German engineering
A service engineer of Germany's industrial conglomerate ThyssenKrupp AG inspects a windings of elevators at an office building in Berlin. Germany exports a significant amount of elevators to Russia each year. Reuters

The German economy's nightmare week continues, with news that its famed exports sector dropped sharply in August.

The 5.8% fall was the biggest since January 2009, heightening fears that Europe's economic powerhouse is spiralling into recession. The collapse has been blamed on a combination of uncertainty over the situation in Ukraine and the seasonal holiday.

Destasis – the German central statistics bureau – notes that many German states had late holidays this year, having a drag on business. However analysts are now sharpening their knives for the German economy.

This week also saw industrial output fall to a five-year low and with the economy having shrunk by 0.2% in the second quarter of 2014, it's odds on to contract for a second consecutive quarter – meaning it would enter recession.

The major drop in exports was to so-called "third countries", those outside the eurozone, which would obviously include Russia. Germany is by a distance Russia's biggest trading partner in Europe and was predicted to suffer due to the bilateral sanctions regimes.

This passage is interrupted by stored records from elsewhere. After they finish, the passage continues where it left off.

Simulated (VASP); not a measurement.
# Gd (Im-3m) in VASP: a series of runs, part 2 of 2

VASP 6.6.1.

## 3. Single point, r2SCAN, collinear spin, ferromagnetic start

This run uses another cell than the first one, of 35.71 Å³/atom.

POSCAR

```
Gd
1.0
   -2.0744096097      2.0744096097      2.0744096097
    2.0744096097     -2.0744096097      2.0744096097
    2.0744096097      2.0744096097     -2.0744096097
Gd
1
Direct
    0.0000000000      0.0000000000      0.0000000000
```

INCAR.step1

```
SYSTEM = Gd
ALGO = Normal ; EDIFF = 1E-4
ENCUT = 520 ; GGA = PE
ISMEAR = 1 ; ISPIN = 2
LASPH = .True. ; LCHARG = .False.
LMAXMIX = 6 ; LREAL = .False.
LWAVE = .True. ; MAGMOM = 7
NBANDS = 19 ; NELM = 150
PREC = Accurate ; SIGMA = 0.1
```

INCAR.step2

The export of all high-tech goods that could be used in Russia's energy, extractive or military industries was banned by the European Union earlier this year and while the immediate impact on the German economy was soft, it looks as though it's starting to take root now.

In September, the ZEW Index of German business confidence plunged again – hitting a nine-year low.

Furthermore, the Ifo Business Climate Index for industry and trade in Germany fell in September to 104.7 points, its lowest level since April 2013.

Seasonally adjusted exports were worth €92.6bn in August, a fall from €98.3bn in July, while imports fell by only 1.3%, to €75.1bn, meaning the trade surplus narrowed by €17.5bn, from July's figure of €22.2bn. Unadjusted, the trade surplus narrowed from July's record-breaking €23.5bn to €14.1bn in August.

The ING economist Carsten Brzeski said that the writing is on the wall for the next round of quarterly data: "Looking ahead, this week's German data show that in spite of the soccer miracle in the summer, there definitely won't be any economic miracle. On the contrary, the economy seems to need a small miracle in September to avoid a recession in the third quarter."

Also this week, it was announced that German inflation stagnated at 0.8% in September, piling more pressure on the European Central Bank to intervene. There are real fears that Germany and the wider eurozone could be headed for a spell of deflation.

Jennifer McKeown, senior European economist at Capital Economics, wrote in a note: "Both the headline and core rates are considerably lower than the ECB's target for headline inflation in the Eurozone as a whole of "below but close to 2%".

"Given that Germany has been the region's strongest economy and inflation is much weaker (and even negative in some cases) elsewhere, it is clear that the central bank is far from reaching its aim."